The announcement is for Lightning, a rebranding and overhaul of the Sales Cloud platform within Salesforce’s portfolio. It builds off of Salesforce’s mobile platform announced in 2013 and an update it announced at its annual conference last October, also called Lightning, which made it much easier to customize and build apps for mobile. Now Salesforce has essentially taken the same strategy and applied it to its desktop experience as its own version of application, with a new, more dynamic, homepage and the ability to more easily surface charts and data within individual leads or internal chats.

With Salesforce’s annual Dreamforce event just a few days away, it’s somewhat surprising that the company’s preempted its own big reveal by announcing Lightning in late August. But Salesforce executive Mike Rosenbaum says that the company wanted it publicly available as soon as it was ready, and with more runway up to the company’s major October software update. Lightning is now available in preview ahead of that launch for the company’s 150,000 sales cloud customers.

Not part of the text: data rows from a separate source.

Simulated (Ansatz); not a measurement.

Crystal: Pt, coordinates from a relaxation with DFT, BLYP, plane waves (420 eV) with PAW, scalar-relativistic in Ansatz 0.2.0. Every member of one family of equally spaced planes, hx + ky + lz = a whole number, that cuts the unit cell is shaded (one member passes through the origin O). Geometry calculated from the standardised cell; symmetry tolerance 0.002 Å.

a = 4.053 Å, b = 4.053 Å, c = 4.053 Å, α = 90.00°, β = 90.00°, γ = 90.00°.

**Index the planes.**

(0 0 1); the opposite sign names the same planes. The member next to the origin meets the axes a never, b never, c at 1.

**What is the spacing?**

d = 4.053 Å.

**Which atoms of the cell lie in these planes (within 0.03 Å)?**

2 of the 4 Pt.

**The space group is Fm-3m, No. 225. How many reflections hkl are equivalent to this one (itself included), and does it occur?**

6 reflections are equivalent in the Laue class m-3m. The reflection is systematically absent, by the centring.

While Salesforce has had 147 updates to its sales software over the years, the company will be telling customers and Wall Street that this one is different. “I think this is the most important release we’ve ever done,” says Rosenbaum. “This is a brand new Salesforce across every single device.”

Salesforce has been working fulltime on Lightning for nine months, and partners like Apttus, DocuSign, Financial Force and and Accenture are already playing with building new components or bringing it to customers.

Salesforce1 Lightning was critical for the user experience with Salesforce as the company moved to a mix of mobile and web use, says IDC analyst Bo Lykkegaard. Adds his colleague Micahel Fauscette: “UI and overall user experience is more important than ever for driving adoption and use of any tool.”

It would make sense, then that Salesforce bring the best practices from that effort back into its original staple, its Sales Cloud desktop experience. In a demo before the announcement, product marketer Lynne Zaledonis showed Forbes the new dashboard. It looked sleeker, with charts more prominently displayed and able to be played with, and a task management bar below to help a user plan their workday.

Zaledonis, a former sales manager, said that the new design better fits how a salesperson wants to do work. “When I open the page, I want to do things. Book calls, create tasks, check progress. We redesigned the experience to lay out best practices for what sales people actually do.” For internal communications, users can now embed charts into the group chat flow, and can hover over customers to get a breakdown of their account. “That way I make sure I’m not walking into a burning building.”

It’s a pretty safe bet that CEO Benioff and other Salesforce executives will spend a lot of time at Dreamforce showing off early uses of “Lightning Experience,” but now customers so inclined will have some early perspective and feedback to give when they show up at the event, San Francisco’s largest trade event of the year. In advance of it, Salesforce also announced another new product: Salesforce Financial Services Cloud, what it’s billing as its industry-specific product.